Photography and text by Sara Caruso
With eyes trained for rare colors, many sea glass hunters often overlook what’s right under their noses. Amid the weathered pebbles and timeworn shells of low tide there may be a hidden gem that’s as rare as it is old.
A truly amazing and archeological clue to the history of the beach just waiting to be rediscovered is black sea glass, one of the rarest colors a collector can hope to find. The term black is actually incorrect because all glass has color, which can be seen by holding it up to a source of light. Black sea glass commonly is seen in deep olive green, amber and, on rare occasions, teal and blue. However, there are even rarer forms of this elusive group — rarer than red! These include deep purple, most commonly found in the form of light bulb vitrites (insulators) and decorative dishware, and true black — so thick that the actual color is impossible to see unless the piece is shattered. The history of these colors and the sea glass they become can give insight into the history of a beach and an era.
If you were a sailor, merchant, or pirate on the seven seas, keeping hydrated would be a top priority out on the salty water. This usually meant drinking rum or grog (a watered down alcoholic mixture), and lime juice, kept in order to stave off scurvy. Because water was either a luxury or too contaminated to drink, alcohol was an important part of the ship’s inventory; letting it sink to the briny deep was out of the question. Bottles that went overboard broke down and became sea glass after washing in the current and sand for years.
Large bottoms of onion bottles, named for their shape, have been found with a flaky rust on the bottom from the oxidation of the iron in the glass. Unlike other sea glass shards, black glass, because it was made earlier and often hand-blown, is usually filled with bubbles. A good way to tell the age of a piece of sea glass is by its thickness and amount of bubbles. If the black shard is very thick and has a fair amount of bubbles, it may date from the early 1700s to the mid 1800s.
Areas that became hangouts for pirates and wayfarers, such as Bermuda, are filled with this glass, especially the bottoms which are the thickest part of the bottles. These are commonly the olive green and amber forms that are the most common colors found as black sea glass. Although black is said to be one of the most rare colors you can find the deep purple and blue versions are the rarest of the bunch.

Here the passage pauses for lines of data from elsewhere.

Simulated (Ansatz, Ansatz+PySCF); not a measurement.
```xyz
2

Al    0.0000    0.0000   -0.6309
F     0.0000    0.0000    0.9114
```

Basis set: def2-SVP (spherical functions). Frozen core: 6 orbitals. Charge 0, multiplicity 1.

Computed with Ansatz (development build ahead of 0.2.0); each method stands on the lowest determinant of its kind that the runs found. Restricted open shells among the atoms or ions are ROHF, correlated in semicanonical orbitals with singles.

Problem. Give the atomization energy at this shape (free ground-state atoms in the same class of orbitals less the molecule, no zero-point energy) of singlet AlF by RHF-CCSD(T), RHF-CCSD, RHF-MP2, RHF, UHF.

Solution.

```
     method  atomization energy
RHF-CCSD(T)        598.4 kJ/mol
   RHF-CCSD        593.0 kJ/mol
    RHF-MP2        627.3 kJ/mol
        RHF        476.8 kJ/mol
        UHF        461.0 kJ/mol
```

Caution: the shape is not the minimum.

Only a few items were made in these colors and they were seldom things that would end up in the sea. Decorative plates and dinnerware used deep purple as late as the 1940s, and occasionally, a wealthy Victorian lady may have strolled on the beach and lost one of her buttons or a hatpin. But the rarest form of this sea glass is what collectors call true black. Usually true black is a very thick dark amber or purple, but without breaking the piece open (blasphemy to a sea glass hunter) the true color will remain a mystery. Perhaps more than other colors of sea glass, it is this mystery that keeps the collector looking for more. Like the sea, black sea glass will only reveal its true self to you when you go looking for it.